The analysis of the metadata included in the WakuMessage will fall into the "conversational security" and deserves a separate issue.

Required Privacy Features in a Private Trasnport Protocol

  • Sender anonymity: No global entity except the sender knows which entity owns the message
  • Recipient Anonymity: No global entity except the receiver knows which entity received the message
  • Participation Anonymity: No global entity can discover which two entities are engaged in a conversation except the conversation participants.
  • Unlinkability: No two protocol messages are attributable to the same conversation unless by the conversation participants.

Threat Models

Based on the domain of knowledge, the following non-exclusive categories of adversary exist. Any collusion among the adversaries is perceivable.

  • Local adversary (passive (HbC), active (malicious)): An adversary with the control of local network
  • Global adversary (passive (HbC), active (malicious)): An adversary with the control of a larger portion of the network e.g., ISPs.
  • Service Providers: Any centralized service operator and aid the messaging system e.g., public key directories.

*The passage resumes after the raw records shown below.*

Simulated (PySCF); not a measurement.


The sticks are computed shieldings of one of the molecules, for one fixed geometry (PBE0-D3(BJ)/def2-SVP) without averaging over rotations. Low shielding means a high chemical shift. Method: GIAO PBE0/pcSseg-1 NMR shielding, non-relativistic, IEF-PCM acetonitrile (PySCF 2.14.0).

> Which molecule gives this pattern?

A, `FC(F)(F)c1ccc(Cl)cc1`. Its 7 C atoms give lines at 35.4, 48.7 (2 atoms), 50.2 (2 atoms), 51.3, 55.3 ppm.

In this treat model, the end-point security is assumed, hence malware or hardware attacks are precluded. Also, the adversary has NO Auxiliary Information (background about users). The inclusion of such information would open up all sorts of inference attacks and a countermeasure demands research techniques like differential privacy which is going to be left out of scope for now.

WAKU2 Relay analysis

Recipient Anonymity: No global entity except the receiver knows which entity received the message

  • Level of privacy: K-anonymity
  • Adversarial model: it holds against a global adversary
  • Details: The number of topics transported within the same mesh determines recipient anonymity, e.g., if the mesh is used to transport k topics then the recipient anonymity of all the nodes within that mesh is k-Anonymity. That is, every message in that mesh belongs to a participant with 1/k probability.
    • The anonymity level can be increased by generalizing the topics hence supporting more topics within a single mesh
    • Increasing anonymity of recipient comes with the bandwidth penalty for all the participants i.e., nodes have to spend their bandwidth to relay messages not within their interests

The same analysis as above applies to Participation Anonymity.

Sender anonymity: No global entity except the sender knows which entity owns the message

  • Adversarial model: local and global
  • No sender anonymity against even local adversary
  • Attack scenario: The adversary can eavesdrop on the incoming and outgoing traffic of a target node and realizes that some messages appear in the outgoing traffic but not in the incoming traffic. Those messages are the ones originated by that node.

Unlinkability: No non-global entities except the conversation participants can discover that two protocol messages belong to the same conversation.

  • Level of privacy: K-anonymity
  • Adversarial model: Global
  • The number of topics transported within the same mesh determines unlinkability level, e.g., if the mesh is used to transport k topics then for every two messages m1 and m2 transported within that mesh, the probability that these two belong to the same conversation is 1/k
    • The anonymity level can be increased by generalizing the topics hence supporting more topics within a single mesh
    • Increasing anonymity of recipient comes with the bandwidth penalty for all the participants i.e., nodes have to spent their bandwidth to relay messages, not within their interests

Tor

Tor protocol provides the following privacy properties, however against an attacker with limited scope.

  • sender anonymity
  • participation anonymity
  • unlinkability

A global adversary can break anonymity by statistical analysis based on

  • content size
  • Transmission direction
  • counts
  • timing

For example:

  • End-to-end timing attack: Tor does not protect against end-to-end timing attacks; If the attacker can watch the traffic coming out of your computer, and also the traffic arriving at your chosen destination, he can use statistical analysis to discover that they are part of the same circuit.

  • Traffic analysis: imagine you have got the time signature of the messages sent by a single client. The incoming traffic to the destination server will be a mess of lots of messages. But imagine that you can find the key points that match up with what the client sent in. Then it can be used to deanonymize that client.